Wouldn't publishing results showing your methods offer benefit attract future funding?
Certainly. It also helps a resume. And if that is the only value to the work, then so be it. But there is a reason why R&D departments and universities publish AND protect generated IP. They want returns on investment. In my case, I invested in myself. Why shouldn't I play this game?
Universities don't do research. Individuals affiliated with the university do. The usual deal is that the individuals own the results. If they want to commercialize the results, then the university (and possibly the funders) get a share. But the vast majority of academics don't do that, because commercialization attempts mean certain bureaucracy and uncertain gains. Most just want to talk about their results freely. Many even talk about preliminary work and preliminary results openly to make it less likely that the eventual results will be patentable.
Out of curiosity, what level of $ amount are you talking about?
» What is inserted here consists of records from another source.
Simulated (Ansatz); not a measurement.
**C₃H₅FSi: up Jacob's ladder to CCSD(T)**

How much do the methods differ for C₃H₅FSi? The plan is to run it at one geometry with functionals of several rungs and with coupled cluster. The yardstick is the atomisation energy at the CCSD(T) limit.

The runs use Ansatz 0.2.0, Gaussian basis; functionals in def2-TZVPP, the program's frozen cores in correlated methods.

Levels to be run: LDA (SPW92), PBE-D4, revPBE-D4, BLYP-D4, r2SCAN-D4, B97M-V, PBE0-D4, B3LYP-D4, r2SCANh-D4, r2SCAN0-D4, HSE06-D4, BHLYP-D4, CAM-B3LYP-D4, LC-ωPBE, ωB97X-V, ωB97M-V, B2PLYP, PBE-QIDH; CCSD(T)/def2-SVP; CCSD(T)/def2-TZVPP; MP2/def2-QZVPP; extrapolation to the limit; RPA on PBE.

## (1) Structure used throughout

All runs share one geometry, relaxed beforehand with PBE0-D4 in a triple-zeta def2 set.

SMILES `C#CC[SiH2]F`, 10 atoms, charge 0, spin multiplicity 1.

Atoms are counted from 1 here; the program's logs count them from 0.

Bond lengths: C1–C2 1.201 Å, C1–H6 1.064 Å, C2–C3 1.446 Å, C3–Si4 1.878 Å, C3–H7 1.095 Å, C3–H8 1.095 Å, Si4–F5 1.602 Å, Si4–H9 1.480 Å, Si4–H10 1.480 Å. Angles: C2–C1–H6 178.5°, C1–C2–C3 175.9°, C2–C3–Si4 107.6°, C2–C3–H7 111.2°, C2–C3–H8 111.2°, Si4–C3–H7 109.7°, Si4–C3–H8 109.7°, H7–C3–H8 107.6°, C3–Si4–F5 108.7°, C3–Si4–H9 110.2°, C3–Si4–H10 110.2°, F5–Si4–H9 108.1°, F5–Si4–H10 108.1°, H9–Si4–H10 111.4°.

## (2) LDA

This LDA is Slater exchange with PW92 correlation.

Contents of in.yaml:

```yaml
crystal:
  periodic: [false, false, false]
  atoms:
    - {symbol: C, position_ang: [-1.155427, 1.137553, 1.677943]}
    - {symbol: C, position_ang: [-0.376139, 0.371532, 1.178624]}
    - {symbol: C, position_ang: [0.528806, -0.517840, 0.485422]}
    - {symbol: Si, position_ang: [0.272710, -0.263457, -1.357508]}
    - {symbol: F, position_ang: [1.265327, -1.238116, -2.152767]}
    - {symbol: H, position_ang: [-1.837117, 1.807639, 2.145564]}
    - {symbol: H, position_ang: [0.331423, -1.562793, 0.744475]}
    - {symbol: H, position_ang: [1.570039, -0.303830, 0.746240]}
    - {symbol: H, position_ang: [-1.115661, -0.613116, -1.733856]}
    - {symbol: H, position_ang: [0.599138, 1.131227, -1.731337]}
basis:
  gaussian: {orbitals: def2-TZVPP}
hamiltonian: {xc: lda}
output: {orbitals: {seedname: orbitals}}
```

6-7 figures. IDK if this is realistic, but it seems reasonable to me considering the cost and risk involved in reproducing this work from scratch (salary/benefits/overhead for a research group or individual; no guarantee of success), and the impact of the work (admittedly I am biased to think it's important). I have seen 6- to 7-figure gov't grants for projects (in a similar space) that I guarantee are lower impact.
Usually funding agencies do not fund people with no track record of publishing. If you haven't published your results (or even any prior work) publicly before, why do you expect companies to fund you?
I have a history of publishing in computational physics. But that's beside the point. I have an exciting new result in digital signal processing and I would like to get retroactively funded for the work. If researchers can get funded for future work, why not award past work that comes with a guaranteed outcome?
Payments for making past discoveries public create terrible incentives. They encourage you to keep your discoveries secret until someone is willing to pay enough for them. If your discovery is not particularly valuable on its own, but someone else could make a breakthrough building on it, that breakthrough won't happen, because the other person does not know about your result.

Patents, while also terrible, are a better model. They at least require you to disclose the invention first, and then it's up to you if you can take advantage of your temporary monopoly. While practical impact may be lagging due to reduced commercial interested during the monopoly, the result is at least public, and other people can build on it.